Cleartrip, the Flipkart-owned online travel platform, has reported a net loss of ₹651 crore for the financial year ended March 31, 2025 (FY25), even though operating revenue rose by 69% year-on-year.
Operating revenue stood at ₹169 crore in FY25, up from ₹100 crore in FY24.
What’s Driving the Losses
Several cost pressures and strategic spends have kept profitability elusive:
- Total expenses in FY25 were about ₹886 crore.
- Heavy discounts and cashbacks also played a key role in eroding margins. Though revenue from services and commissions increased, offers to consumers limited net revenue gains.
- Expenses likely include employee costs, finance charges, operational costs, and marketing/advertisement outlays. While the FY25 breakdown isn’t fully detailed in the same way as FY24, historical trends show these heads have been major drains.
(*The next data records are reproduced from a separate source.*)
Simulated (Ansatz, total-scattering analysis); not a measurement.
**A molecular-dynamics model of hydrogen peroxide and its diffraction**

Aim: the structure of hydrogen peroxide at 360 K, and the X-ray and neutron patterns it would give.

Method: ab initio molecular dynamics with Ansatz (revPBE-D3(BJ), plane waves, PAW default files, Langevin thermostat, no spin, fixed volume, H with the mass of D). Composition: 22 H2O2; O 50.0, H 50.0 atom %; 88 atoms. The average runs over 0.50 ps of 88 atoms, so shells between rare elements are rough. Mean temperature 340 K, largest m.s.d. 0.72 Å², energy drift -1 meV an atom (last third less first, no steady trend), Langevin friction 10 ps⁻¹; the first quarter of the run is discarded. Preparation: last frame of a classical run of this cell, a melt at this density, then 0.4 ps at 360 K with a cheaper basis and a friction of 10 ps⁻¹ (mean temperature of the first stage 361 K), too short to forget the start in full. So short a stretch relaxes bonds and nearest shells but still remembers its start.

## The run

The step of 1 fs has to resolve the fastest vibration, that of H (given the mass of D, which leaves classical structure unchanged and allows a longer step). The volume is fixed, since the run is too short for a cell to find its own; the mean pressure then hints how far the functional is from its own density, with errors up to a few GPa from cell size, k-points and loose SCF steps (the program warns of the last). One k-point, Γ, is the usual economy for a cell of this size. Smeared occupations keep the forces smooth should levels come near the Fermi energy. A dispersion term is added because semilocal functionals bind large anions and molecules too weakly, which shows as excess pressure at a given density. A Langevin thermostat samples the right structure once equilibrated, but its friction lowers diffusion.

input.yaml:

How FY25 Compares with FY24 for Cleartrip
Metric | FY24 | FY25 |
---|---|---|
Operating revenue | ~₹100 crore | ~₹169 crore |
Net loss | ₹810 crore (FY24) | ₹651 crore (FY25) |
Expenses | ₹988 crore (FY24) | ₹886 crore (FY25) |
So while the revenue growth is strong, Cleartrip has reduced its loss somewhat compared to FY24, but it remains deep in the red. NewsBytes
Implications & What Lies Ahead
- Need for cost rationalization: To move toward profitability, Cleartrip will need to control discounting, optimize marketing spend, and ensure operational efficiency.
- Balancing growth vs margin: Many OTAs (online travel agencies) scale by pushing growth first, but long-term sustainability depends on improving margins.
- Competitive pressures: Rivals who have already moved toward or achieved profitability may be in a stronger position to win customer loyalty and scale.
- Potential for new strategy pivots: Cleartrip may lean more heavily into higher-margin verticals (e.g. hotels, corporate travel), reduce incentives/cashbacks, or explore partnerships to reduce cost burdens.
Cleartrip’s FY25 result — a ₹651 crore loss against a ₹169 crore revenue — shows progress in revenue growth but also highlights the uphill task of turning scale into sustainable profits.